This permits, for instance, for the pattern 'Møller' to retrieve either
'Møller' or 'M{\o}ller', without regard to how the BibTeX reference is
written. By checking Simplify source, the reference and the converted PDF
files are simplified to plain Ascii. Thus, the pattern '\bMoller\b' will hit any
of 'Møller', 'M{\o}ller', or 'Moller'. Additionally, all non-word
characters are removed, preserving only the Ascii, word structure of the source.

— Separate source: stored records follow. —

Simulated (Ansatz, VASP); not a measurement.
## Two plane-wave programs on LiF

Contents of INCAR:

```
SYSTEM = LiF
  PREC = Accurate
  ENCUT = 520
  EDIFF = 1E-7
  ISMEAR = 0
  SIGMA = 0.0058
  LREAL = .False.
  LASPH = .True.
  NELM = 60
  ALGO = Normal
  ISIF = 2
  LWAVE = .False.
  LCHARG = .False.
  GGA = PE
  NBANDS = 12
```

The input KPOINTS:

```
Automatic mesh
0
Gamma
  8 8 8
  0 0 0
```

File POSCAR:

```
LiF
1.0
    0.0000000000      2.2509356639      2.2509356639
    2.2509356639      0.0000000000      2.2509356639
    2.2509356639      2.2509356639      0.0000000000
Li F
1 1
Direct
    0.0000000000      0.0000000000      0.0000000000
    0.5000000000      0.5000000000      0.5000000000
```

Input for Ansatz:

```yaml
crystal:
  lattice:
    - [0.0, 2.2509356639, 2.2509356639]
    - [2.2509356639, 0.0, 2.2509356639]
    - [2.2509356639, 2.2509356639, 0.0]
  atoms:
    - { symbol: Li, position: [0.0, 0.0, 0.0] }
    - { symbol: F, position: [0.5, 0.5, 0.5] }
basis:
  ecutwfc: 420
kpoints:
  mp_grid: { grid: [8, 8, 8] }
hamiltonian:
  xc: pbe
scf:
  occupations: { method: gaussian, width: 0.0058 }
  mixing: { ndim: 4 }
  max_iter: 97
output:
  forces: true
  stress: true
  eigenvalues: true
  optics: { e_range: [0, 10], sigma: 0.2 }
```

Note that source simplification is only performed for the patterns whose scope is
all or file contents, and that and so far, the cb2Bib has only a
subset of such conversions. Implemented TeX to Unicode conversions can be easily
checked by entering a reference. The Unicode to Ascii letter-only conversion, on
the other hand, is the one that the cb2Bib also uses to write the reference IDs
and, hence, the renaming of dropped files. The cb2Bib can also understand minor
sub and superscript formatting. For instance, the pattern 'H2O' will retrieve
'H2O' from a BibTeX string 'H$_{2}$O'.
Notes
- The cb2Bib uses an internal cache to speed up the search of linked files. By
default data is stored as
current_file.bib.c2b. It might be more
convenient, however, to setup a temporary directory out of the user data backup
directories. See Search In Files Cache Directory in Configuring Files. When a linked file is
processed for the first time, the cb2Bib does several string manipulations, such
as removing end of line hyphenations. This process is time consuming for very
large files.
- The approximate string search is described in reference http://arxiv.org/abs/0705.0751v1. It reduces the chance of missing a
hit due to transcription and decoding errors in the document files. Approximate
string is also a form of serendipitous information retrieval.
|